Is TTL broken in Java?
Today at my client’s site, I encountered an issue where CoreDNS was being overwhelmed with DNS queries. Logs were flooded with UnknownHostException across a fleet of services. It turned out to be related to DNS response caching. Looking at the git history, I discovered that 5 years ago, someone had set the property sun.net.inetaddr.ttl to zero for all JVM-based Docker images. The client’s infrastructure team recently migrated from Nomad to Kubernetes, which, unfortunately, exposed this lack of DNS response caching.
What is TTL and Why Does It Matter? #
TTL is an acronym for Time To Live and represents a duration in seconds. It’s a crucial networking concept that defines the lifespan of data in a computer or network. Data is considered stale after the interval has passed and is then either refreshed or discarded. Big TTL intervals can lead to outdated information being returned, while very low or zero TTL values can cause excessive load on servers due to frequent requests for the same data. A TTL of 0 seconds means that nothing is cached at all. In the case of DNS, this means that clients will try to resolve the DNS for every single request, putting unnecessary strain on the DNS servers.
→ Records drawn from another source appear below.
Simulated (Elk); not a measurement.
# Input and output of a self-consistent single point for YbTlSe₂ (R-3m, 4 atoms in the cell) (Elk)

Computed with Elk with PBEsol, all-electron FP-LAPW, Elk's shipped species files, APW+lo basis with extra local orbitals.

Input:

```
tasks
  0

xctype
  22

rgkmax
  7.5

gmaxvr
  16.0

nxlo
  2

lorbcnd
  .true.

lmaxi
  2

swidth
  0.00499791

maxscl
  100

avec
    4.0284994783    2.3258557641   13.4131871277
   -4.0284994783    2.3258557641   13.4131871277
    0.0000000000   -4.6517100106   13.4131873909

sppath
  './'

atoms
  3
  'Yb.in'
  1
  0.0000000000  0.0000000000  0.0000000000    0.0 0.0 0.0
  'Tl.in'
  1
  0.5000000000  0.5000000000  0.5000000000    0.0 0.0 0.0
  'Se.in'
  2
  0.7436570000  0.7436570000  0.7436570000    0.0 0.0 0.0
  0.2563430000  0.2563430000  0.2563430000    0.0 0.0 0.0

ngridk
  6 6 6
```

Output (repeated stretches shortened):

Testing DNS Caching Behavior #
Working with legacy systems can be challenging because the original reasoning behind decisions is likely lost over time, unless documented properly. There might have been valid reasons for setting the TTL to 0, but it’s essential to revisit and reassess these decisions periodically. Those old arguments might no longer hold in today’s context.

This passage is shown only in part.